Senator EDWARDS: We should have a turnover tax then! That is the assertion, isn't it?

Mr Konza: No. Turnover tax penalises those who have very tight profit margins.

Senator EDWARDS: I know, but the media reporting just talks generally in these terms.

Senator KETTER: I think what the media was highlighting was the comparison with, say, Harvey Norman, a business retailing Apple products, amongst many others, and paying more tax on, I think, a quarter of the turnover. I suppose that highlights the issue for people.

Mr Jordan: I think, as Mr Hirschhorn said, perhaps a better way of looking at true effective tax rates is to take the sales income that is reported in Singapore, with very little tax on it, and add that back and say, 'There's the denominator; what's the numerator?' And the numerator is very small, with a very, very large denominator. That is perhaps a better picture of the reality.

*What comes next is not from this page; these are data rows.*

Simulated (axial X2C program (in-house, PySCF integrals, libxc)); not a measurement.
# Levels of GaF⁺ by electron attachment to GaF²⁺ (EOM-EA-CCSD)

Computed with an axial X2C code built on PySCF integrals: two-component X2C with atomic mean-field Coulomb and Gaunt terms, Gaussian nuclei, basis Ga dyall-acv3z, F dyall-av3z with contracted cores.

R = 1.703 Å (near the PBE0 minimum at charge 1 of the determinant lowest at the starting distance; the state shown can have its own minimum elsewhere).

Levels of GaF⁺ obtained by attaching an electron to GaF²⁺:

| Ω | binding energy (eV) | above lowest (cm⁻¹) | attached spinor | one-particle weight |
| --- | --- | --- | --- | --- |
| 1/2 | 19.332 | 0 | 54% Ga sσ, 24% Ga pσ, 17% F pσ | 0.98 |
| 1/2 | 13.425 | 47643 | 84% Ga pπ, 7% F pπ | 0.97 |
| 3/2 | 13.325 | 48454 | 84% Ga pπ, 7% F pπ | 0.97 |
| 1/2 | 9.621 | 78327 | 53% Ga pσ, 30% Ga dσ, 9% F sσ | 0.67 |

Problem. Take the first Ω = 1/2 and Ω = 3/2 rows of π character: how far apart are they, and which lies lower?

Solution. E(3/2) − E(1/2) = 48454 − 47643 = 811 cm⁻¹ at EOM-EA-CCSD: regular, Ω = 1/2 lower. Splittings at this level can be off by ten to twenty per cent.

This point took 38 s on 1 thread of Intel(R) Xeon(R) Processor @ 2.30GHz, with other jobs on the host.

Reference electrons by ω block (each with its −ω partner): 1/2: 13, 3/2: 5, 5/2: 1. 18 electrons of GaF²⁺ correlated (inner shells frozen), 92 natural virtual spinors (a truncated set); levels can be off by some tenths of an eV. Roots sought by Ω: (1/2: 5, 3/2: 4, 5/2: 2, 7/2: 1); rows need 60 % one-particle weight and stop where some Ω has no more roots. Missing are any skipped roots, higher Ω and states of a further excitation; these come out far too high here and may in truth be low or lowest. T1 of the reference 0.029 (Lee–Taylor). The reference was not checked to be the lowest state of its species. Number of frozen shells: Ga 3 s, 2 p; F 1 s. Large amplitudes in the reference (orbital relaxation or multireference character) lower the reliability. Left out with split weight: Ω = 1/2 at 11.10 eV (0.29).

And this theme was continued in a subsequent exchange (the Mr King referred to is the Apple representative who previously appeared before the committee):

Mr Hirschhorn: In one sense the statement is correct in that Apple does pay tax at a rate of about 30 per cent on it's Australian entity's profits. The question is: in working out that ratio, should it take into account all the purchases from Singapore at the price at which it claims to have bought them? If you accept that that is a fair price then the statement is correct. If you do not accept that that is a fair price then that statement is incorrect.

Mr Jordan: We said earlier that precisely one of the issues under dispute in the audit is whether the price charged by Singapore is a proper arms-length price and whether more of that profit should be taken back here into Australia.

Senator XENOPHON: I do not want to, as the chair said, traverse issues that have already been covered. But on 8 April I asked Mr King whether Apple had shifted $9 billion of revenue from its Australian operation to Ireland. Mr King said, 'No, we haven't shifted any profits.' This is at page 52 of the Hansard. Are you able to comment on the veracity of that evidence in the context of what you have just said?

Mr Konza: The question is: have they shifted any profits?

Senator XENOPHON: I asked Mr King whether they had shifted $9 billion in revenue to Ireland; it was broader than just profits.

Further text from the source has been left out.